In 1803, Thomas Jefferson signed a treaty with France by which the United states would purchase the Louisiana territory. The treaty meant that the United States would gain territory which would later comprise the states of Louisiana, Arkansas, Missouri, Iowa, Oklahoma, Kansas, Nebraska, North Dakota, South Dakota, and parts of Minnesota, New Mexico, Montana, Wyoming, and Colorado.
In 1817, with people around America migrating to newly purchased land in the West, the territory of Missouri completed the population requirement and applied for statehood. As a result, a crisis erupted.
At the time, land meant independence, status, wealth, and freedom. Northerners chose to settle westward to gain land and build their own family farms. Southerners, whose states’ economies were dependent on plantations, wanted to move Southward, as plantations required a lot of land.

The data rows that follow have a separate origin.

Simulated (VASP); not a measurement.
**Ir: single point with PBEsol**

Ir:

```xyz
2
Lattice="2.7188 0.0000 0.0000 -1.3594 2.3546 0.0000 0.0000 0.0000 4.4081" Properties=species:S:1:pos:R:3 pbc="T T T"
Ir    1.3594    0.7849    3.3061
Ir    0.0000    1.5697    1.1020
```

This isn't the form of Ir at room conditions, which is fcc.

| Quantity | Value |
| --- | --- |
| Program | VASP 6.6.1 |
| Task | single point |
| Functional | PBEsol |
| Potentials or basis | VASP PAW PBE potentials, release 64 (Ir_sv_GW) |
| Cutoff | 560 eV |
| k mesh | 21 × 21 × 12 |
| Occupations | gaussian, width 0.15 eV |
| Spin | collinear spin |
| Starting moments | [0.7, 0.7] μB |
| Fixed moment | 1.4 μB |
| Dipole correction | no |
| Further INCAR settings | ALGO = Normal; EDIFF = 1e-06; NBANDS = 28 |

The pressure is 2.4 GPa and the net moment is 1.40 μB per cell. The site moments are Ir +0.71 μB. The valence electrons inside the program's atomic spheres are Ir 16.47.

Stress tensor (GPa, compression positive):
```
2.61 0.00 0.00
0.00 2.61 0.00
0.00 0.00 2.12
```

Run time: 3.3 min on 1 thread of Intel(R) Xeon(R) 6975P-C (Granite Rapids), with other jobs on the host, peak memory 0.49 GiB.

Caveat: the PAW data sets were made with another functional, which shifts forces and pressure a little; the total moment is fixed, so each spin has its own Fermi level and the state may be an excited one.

When Missouri applied for statehood, there was tension between the Southern plantation owners and Northerners who lived in the State. Southern plantation owners, with thousands of slaves in Missouri, asked to apply as a slave state. Northerners, however, rejected slavery. Many Northerners were abolitionists who emphasized the inhumanity of slavery. Other Northerners believed that slavery led to the rise of plantations, and plantations entailed the rise of monopoly.
Because there were no existing regulations to decide whether slavery should be allowed in the West, the people in Congress began to debate. Debates over the state of slavery in Missouri remained deadlocked – both Northern and Southern states had 22 seats in the Senate, but the North had 106 seats in the House compared to the South’s 81 seats. Thus, when the North proposed something, it would pass in the House, but not in the Senate.
In December, 1819, Maine also applied for statehood as a free state, meaning that the South would not outnumber the North in the Senate if Missouri was admitted as a slave state.
In 1820, when Missouri applied for statehood again, Henry Clay, then Speaker of the House, proposed a compromise to solve the problem. Clay’s compromise said that Missouri would be admitted as a slave state, while Maine would be admitted as a free state. He then drew a line from east to west along the 36th parallel. States north of the 36th parallel would be admitted as free states, and states south of the 36th parallel would be admitted as slave states. The bill passed in Congress on March 3, 1820, and Clay won the title of “The Great Compromiser”.
The Missouri Compromise temporarily resolved the debate over slavery in America with new states that would later be admitted into the union. Regardless, the compromise failed to address the systemic issues surrounding slavery and the country began to increasingly become more divided.